Saskatchewan faced headwinds from both U.S. and Chinese tariffs with exports declining $3 billion and $1.5 billion, respectively (mostly canola products to China). The province partially offset these losses through greater market diversification for its mining and agricultural exports, including higher potash exports to Brazil, and canola seed to Japan and Mexico.

British Columbia’s exports were flat overall as weaker U.S. shipments of lumber and aluminum were offset by higher copper exports to China.



Newfoundland and Labrador offset weaker U.S. demand through increased energy exports to the Netherlands, Germany, and the U.K.

Despite significant overall export declines partly due to lower oil prices, Alberta leveraged the first full year of the Trans Mountain pipeline expansion to access Asian markets, offsetting nearly half of its weaker U.S. exports, and with record crude volume exports in 2025.

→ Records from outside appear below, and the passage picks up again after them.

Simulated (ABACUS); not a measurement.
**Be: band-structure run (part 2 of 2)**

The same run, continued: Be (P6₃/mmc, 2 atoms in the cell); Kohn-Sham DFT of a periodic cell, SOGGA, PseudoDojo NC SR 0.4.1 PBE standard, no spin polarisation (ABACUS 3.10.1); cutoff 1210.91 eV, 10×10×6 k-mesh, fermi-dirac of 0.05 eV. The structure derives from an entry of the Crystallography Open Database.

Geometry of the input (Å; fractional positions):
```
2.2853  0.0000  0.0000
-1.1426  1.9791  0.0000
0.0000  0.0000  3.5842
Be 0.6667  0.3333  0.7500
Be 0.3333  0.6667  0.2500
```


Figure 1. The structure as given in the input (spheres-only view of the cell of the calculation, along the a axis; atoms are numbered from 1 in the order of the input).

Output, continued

The effects of additional product-specific U.S. tariffs implemented late in 2025, particularly on heavy trucks, buses and lumber (accounting for roughly 3.2% of total Canadian nominal merchandise exports to the U.S. in 2024), are expected to become more visible in trade data this year if sustained.

Exports of these products have already declined notably since tariffs, anti-dumping and countervailing duties were implemented.



Revisions to tariffs on steel, aluminum, and copper derivatives from April 6 will also broaden the tariff base. Tariffs will now apply to the full value of some derivative products rather than only their embedded metal content, creating additional pressure for manufacturing provinces like Quebec and Ontario.

Though, some relief is emerging for agricultural exporters in the Prairies and Atlantic Canada.

Removal of some Chinese tariffs in early March, including a reduction in canola seed tariffs from 75.8% to 15%, has already supported a rebound in Canadian shipments. Canola seed exports to China rose in March to their highest since October 2024.



Near-term tariff impact is expected to remain concentrated on targeted products, but upcoming CUSMA review negotiations create uncertainty around how the agreement could evolve. The CUSMA exemption has proven mutually beneficial to the U.S. and Canada, and remains central to Canadian export resilience, making its preservation important to limiting near-term trade headwinds.

Continued efforts to diversify exports toward non-U.S. markets will remain critical to reducing reliance on a single trading partner while capturing growth opportunities elsewhere. Expanding LNG export capacity to Asian markets, deepening trade ties across the Indo-Pacific region, growing services exports, and efforts to bring more critical mineral supply to global markets could all support broader market diversification and strengthen Canada’s trade resilience over time.


About the Author:

Salim Zanzana is an economist at RBC. He focuses on emerging macroeconomic issues, ranging from trends in the labour market to shifts in the longer-term structural growth of Canada and other global economies.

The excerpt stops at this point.